Hi all,
sorry for this long rant - if your Sunday is packed full of activity,
you may skip this mail peacefully.
An acquaintance of mine asked me to recover an old Laptop that no OS on
it. I did using the latest ubuntu. I made her aware of all "caveats":
"this laptop won't run Windows programs". She was fine with it. The
laptop is for her child, which attends local German elementary school.
After a while she contacted me again, worried: her child needs
"Blitzrechnen" from the German publisher Klett, since at school they
would train mental arithmetic. I've been confronted with this when my
youngest was at elementary school, a similar Windows software I don't
recall, and was able to make it run using Wine. My acquaintance got a no
cost copied CD-R from school with the password written on it.
I wasn't able to get "Blitzrechnen" running - I tried several Wine
versions each 32 and 64 bit - the app is not complex, seems like a
series of flash animated pages where the user is asked to solve math
problems, nicely drawn with animals and stuff.
The publisher himself has updated his learning material: it is now
available via Android/iOS app - but I presume she has to pay for it.
This situation really makes me upset, since she is forced to make use of
a Windows 7, 8, 8.1, or 10 (or macOS) to make it run *if exactly this
software is needed*. There should be no barriers to get children
equipped with learning material, and if it gets digital, those barriers
should be compliant to learning standards, *not to market ones*.
There is no orchestrated guideline in our local education it seems. Each
school proceeds by its own "ideas" and "means". Back in the days, in
Germay, I was aware of the "Kultusminister Konferenz" - one of its
mission is to set those standards, i.e. "to work towards securing
quality standards in schools, vocational training and higher education"
(https://www.kmk.org/kmk/aufgaben.html), whereas here, locally, there is
none such effort.
Digital Sustainability should be introduced when it comes to digital
learning material - at least it should elaborate principles, where
access to learning material has low hurdles (like, for e.g., available
both on and offline through a browser, from as many OSes as possible).

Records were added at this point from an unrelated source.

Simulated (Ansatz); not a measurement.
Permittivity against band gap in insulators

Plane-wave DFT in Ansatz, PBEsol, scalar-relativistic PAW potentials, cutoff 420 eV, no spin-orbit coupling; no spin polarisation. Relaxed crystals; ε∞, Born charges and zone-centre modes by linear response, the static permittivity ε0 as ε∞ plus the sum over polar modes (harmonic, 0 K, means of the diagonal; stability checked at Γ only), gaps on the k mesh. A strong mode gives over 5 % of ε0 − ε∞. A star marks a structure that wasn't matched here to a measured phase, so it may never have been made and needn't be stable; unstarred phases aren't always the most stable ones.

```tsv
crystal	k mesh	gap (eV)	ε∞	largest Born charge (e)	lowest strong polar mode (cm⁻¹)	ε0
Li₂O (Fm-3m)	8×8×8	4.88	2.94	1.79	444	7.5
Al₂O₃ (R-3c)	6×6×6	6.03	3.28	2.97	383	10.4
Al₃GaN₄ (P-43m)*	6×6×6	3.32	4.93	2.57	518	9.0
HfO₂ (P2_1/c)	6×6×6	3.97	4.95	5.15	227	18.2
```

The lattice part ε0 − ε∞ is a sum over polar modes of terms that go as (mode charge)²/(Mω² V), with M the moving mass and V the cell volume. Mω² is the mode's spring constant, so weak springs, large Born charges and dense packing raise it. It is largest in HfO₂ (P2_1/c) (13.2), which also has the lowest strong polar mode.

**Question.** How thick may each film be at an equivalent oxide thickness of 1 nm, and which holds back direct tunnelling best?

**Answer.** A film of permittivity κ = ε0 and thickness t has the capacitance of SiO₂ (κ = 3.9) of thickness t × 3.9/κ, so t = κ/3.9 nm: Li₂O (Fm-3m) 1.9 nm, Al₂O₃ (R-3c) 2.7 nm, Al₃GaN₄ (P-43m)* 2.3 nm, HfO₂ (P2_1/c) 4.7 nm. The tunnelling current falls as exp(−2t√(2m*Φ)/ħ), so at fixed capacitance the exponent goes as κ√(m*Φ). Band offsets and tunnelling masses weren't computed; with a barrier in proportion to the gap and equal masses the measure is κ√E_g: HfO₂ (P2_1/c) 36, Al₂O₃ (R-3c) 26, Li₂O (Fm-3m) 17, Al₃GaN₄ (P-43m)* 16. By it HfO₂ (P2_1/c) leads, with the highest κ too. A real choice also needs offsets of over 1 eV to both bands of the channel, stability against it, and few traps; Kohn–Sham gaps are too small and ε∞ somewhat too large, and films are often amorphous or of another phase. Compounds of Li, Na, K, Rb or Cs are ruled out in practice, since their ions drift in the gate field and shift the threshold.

Those standards should then be respected by local schools and higher
education institutes.
And I am deliberately not touching on the subject of cost efficiency in
this matter: In a public administration context that does not take into
account final cost statements, it makes little sense.
And, yes, I will made her aware of free alternative math training apps,
but the child will not be able to use the same app. At the end, we're
talking about math here. Does learning math need one special software?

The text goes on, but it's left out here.